The Cake won't get you dancing -
The Flowers won't get you dancing - The Food won't get you dancing
Weddings Reception Tips...
Drawing from over 21 years experience & over 2,100 wedding receptions, we've put together a list of tips that may help you in the planning of your wedding reception...
Before The Wedding Reception...
You may want to consult with your photographer about having some of the photographs taken before the wedding ceremony to cut down on the time spent taking photos between the ceremony and the reception.
If your reception or parts of it are being held outdoors, make sure all lawn and garden sprinklers in the area of the reception are turned off for the duration.
Many people place disposable cameras on the guest tables. It's great way to get some candid shots that will be a nice addition to pictures
that the photographer will provide.
It's a very good idea to have a timeline for the events (traditional dances, dinner, toasts, cake cutting, bouquet/garter toss, etc.) of your wedding reception, but keep in mind that things can and do happen that will sometimes throw off even the most meticulously planned schedule. Perhaps the food service is lagging, or dinner goes faster than you thought it would, or the photographer needs to change film or batteries, or the bride just wants to relax instead of doing the first dance ...any number of things, we have seen it all! It's better to give a little "breathing room" to the schedule of events rather than try to force things with a rigid timeline. In our experience, over-planning tends to create a tense reception.

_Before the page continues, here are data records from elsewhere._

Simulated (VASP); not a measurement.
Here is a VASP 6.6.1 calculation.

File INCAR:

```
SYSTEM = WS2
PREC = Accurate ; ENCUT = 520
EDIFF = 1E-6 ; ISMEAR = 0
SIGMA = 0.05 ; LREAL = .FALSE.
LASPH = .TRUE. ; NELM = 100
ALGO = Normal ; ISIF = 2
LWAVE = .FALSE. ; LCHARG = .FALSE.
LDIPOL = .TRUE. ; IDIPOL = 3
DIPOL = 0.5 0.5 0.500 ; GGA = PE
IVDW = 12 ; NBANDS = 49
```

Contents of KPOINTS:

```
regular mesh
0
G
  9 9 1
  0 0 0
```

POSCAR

Before the introductions of the wedding party, if any, make sure that the person who will do the introductions is aware of the order of the line-up, and is aware of any unusual or hard-to-pronounce names.
First & Traditional Dances...
Let the band know what your song requests are at least 8 weeks in advance of the reception in case the band doesn't know the song(s) or hasn't played the song(s) in a while.
Keep in mind that proper etiquette is for the guests to wait until the bride & groom have danced the first dance before the dance floor is open for guests. Although some guests are unaware of wedding reception etiquette, others who may wish to dance will not until the bride & groom have danced the first dance.
If you've taken dance lessons and have a choreographed dance, make sure the band knows the exact tempo and arrangement of the song(s) by sending a cd of the exact music you are going to dance to. You may also request that the band play the original artist's version on cd if you feel that you will be more comfortable dancing to cd music instead of the live band.
Let the band know how you want the dances to be introduced. This information may be important if there are step-parents being introduced or if there are others that are included in the dances.
One wedding reception snag that we've seen many times is that when it's time for the toast, the champagne or beverage of choice has not been served to the guests or to the presenter of the toast, and sometimes, not even to the bride and groom. It's good idea to elect someone to notify the person in charge of the service about 20 minutes (or use your best judgment depending on how many guests you have to be served) before the toast.
When using a microphone during the toast or at any time, be sure to speak loudly and keep the microphone close (the closer the better) to your mouth...it's the best way to get and keep everyone's attention.
It's a good idea to follow the toast immediately with the cutting of the cake because you already have your guests attention.
Bouquet & Garter...
From time to time, a groom will try to rush through the removal and tossing of the garter. Try to give the photographer an opportunity to get his or her shots. Have fun with it.
If a minor is involved in the bouquet or garter toss and happens to catch (which they usually do) either one, tradition is to skip placing the garter on the leg of the person who caught the bouquet and just get a picture of the two together instead.
Sometimes photographers and videographers are hired for only a portion of the wedding reception. Make sure you cover the events you want on film/tape before they leave. Some people do a "fake send-off" earlier in the evening so they can get pictures and video if the photographers and/or videographers are not scheduled to stay until the very end of the reception.